Goldman: A video on etching shows you how to run the etcher, or shows you that this is etching, but it doesn’t really show you how to control the etcher parameters for a particular job.
Bigelow: Correct, and everyone controls things differently. Everyone needs to control things. It’s important to know that you need to do that. Now, you’ve got to go back into your own company’s recipe book and say, “Follow our procedures.” Because every company does it a little bit differently, and every job is a little bit different, but it’s a good overview of the industry and how things go together.
We also have had many conversations about what happens to product once it leaves ourbuilding as we’re not an assembler—especially when dealing with thermal shocks. A circuit board is going to go through a lot of thermal shocks between the time it comes into our facility as a piece of bare laminate and the time we fabricate it. We throw it through our thermal shocks, then it goes out the door to a UPS truck, into a warehouse, into the assembly plant, and then they operate on it, and in many cases, much more severe thermal shocks, such as putting it through their wave solder four or five times, because of the nature of what is going on.
Goldman: People might have more of an appreciation of what they’re doing if they know where it’s going.
Bigelow: Absolutely. They also need to know that it’s going to go through some rough processes. If things aren’t right, it’s not going to get better, folks (laughs).
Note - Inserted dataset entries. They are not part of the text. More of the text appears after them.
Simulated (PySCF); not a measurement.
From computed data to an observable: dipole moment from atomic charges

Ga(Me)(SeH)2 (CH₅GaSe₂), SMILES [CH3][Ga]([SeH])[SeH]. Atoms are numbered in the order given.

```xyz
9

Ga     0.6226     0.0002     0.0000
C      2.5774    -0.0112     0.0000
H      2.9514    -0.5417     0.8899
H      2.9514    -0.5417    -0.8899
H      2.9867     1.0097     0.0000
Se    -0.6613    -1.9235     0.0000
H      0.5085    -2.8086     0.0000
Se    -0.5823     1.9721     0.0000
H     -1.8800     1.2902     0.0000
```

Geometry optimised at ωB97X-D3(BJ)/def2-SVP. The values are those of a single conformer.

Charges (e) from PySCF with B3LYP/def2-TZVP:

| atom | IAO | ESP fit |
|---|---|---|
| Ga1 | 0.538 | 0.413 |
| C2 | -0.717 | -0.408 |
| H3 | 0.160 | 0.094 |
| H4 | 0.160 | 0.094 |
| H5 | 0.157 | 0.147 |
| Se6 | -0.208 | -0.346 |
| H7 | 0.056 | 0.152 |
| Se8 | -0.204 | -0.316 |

Goldman: You’re not insisting on this training just to make life difficult for them. You’ve got some real reasons behind it. Any other thoughts on this subject of employees, hiring and training, and the difficulties? How about finding process engineers? Same deal?
Bigelow: Same deal. Every process engineer wants to work for the biggest company they can, and have a staff job rather than be active on the shop floor.
Goldman: They all want to be managers, right?
Bigelow: This industry is an on-the-shop-floor manufacturing type of industry. We’re a handson industry. I do think, and I’ve had a lot of conversations with my management team, with other companies, that this industry is getting long in the tooth. We all have the same issue where every company has a great team of people that has tremendous tribal knowledge from years of experience. They’re all at the stage, or reaching the stage, where they want to look at retirement. The industry is going to have an unprecedented number of hiring needs going forward, probably around the same numbers as in the ‘70s, when the industry was really in a growth mode.
We all need to get good people. We need to have people who can learn, and can understand the complexity of a circuit board. One of the things I love about this industry is that it looks so simple, but it is not.
Goldman: It is not. Of course, you’ve got that moving target as things become more complicated and more complex.
Bigelow: Everything tightens up, and so you now have to be making 3-mil line and space, which is kind of a standard in the industry, where it was seven or eight mils 10–15 years ago. That keeps changing, and yet you’re using, in many cases, the same equipment. You have to adapt that. If you’re replacing with newer equipment, which does things “automagically,” it creates an opportunity for, “What else can you do with it?” which is a new process. It’s a very dynamic environment.
Goldman: On the issue of training, there was a community college, Saddlebrook I think, that had PCB type classes.
Bigelow: I’m not familiar with that. But again, 20 years ago, when I was in Connecticut we put together an educational collaborative. That educational collaborative was with a combination of companies that were assembly companies, OEMs, and we were fabricators. We had a couple of machining companies there as well. We worked with a local community college, we took IPC courses, and we took whatever the machining association courses were. We took things like English as a second language, blueprints for idiots, and things like that.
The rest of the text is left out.